Camille Claudel and Nogent-sur-Seine

It was in Nogent-sur-Seine that Camille Claudel’s lifetime calling as a sculptor first took shape. She was twelve when her father was named registrar of mortgages in the administrative capital of the Aube canton. Louis-Prosper Claudel would occupy this position from 1876 to 1879, three years that would leave their indelible mark on his eldest daughter. The young girl became fascinated by modelling.
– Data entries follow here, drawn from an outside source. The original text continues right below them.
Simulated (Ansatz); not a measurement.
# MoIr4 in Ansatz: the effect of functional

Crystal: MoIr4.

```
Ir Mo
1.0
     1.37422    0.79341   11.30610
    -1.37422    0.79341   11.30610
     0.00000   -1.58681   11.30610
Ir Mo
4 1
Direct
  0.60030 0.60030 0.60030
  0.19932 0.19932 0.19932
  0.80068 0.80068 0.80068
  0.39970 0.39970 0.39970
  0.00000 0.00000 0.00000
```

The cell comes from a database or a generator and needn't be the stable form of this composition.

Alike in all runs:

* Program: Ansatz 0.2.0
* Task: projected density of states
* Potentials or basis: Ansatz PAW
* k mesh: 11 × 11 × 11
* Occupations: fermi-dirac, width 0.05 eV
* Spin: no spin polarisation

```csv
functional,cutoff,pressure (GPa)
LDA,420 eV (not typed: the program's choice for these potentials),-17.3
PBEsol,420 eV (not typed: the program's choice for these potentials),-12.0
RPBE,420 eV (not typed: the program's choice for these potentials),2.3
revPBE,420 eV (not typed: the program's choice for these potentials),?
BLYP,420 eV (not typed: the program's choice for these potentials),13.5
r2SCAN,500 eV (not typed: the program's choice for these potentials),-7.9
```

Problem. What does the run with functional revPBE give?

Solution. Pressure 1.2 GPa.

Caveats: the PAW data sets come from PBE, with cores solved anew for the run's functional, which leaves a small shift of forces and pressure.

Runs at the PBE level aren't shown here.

In this pottery-making region, she found the clay she needed on-site. This activity became so important within the family home that the ever attentive father eventually decided to seek the advice of Alfred Boucher, awarded second prize in sculpture for the Prix de Rome bursary in 1876, most likely upon the artist’s return from Italy. Boucher regularly returned to Nogent to call on his parents. This meeting would prove decisive, with Alfred Boucher detecting the budding talent of the self-taught Camille Claudel. He set about teaching her the rudiments of sculpting, correcting and encouraging her and reinforcing her choices. He was convinced of her artistic qualities.

Alfred Boucher’s opinion undoubtedly played a central role in Louis-Prosper Claudel’s decision to send to Paris, in 1881, his wife, Louise Athanaïse Claudel, and their three children, Camille, Louise and Paul, so as to offer them a superior education. In Paris, Camille Claudel took courses at the Académie Colarossi, and shared a studio with young female English students. Alfred Boucher stopped by twice weekly to follow her progress, up until 1882 when a gold medal at the Salon des Artistes Français gave him the opportunity to pursue a study trip to Florence. But prior to departing, he convinced Auguste Rodin to take over for him. This choice was significant, for Alfred Boucher, who had orchestrated his defence during The Age of Bronze affair, considered Rodin the greatest sculptor of his time. 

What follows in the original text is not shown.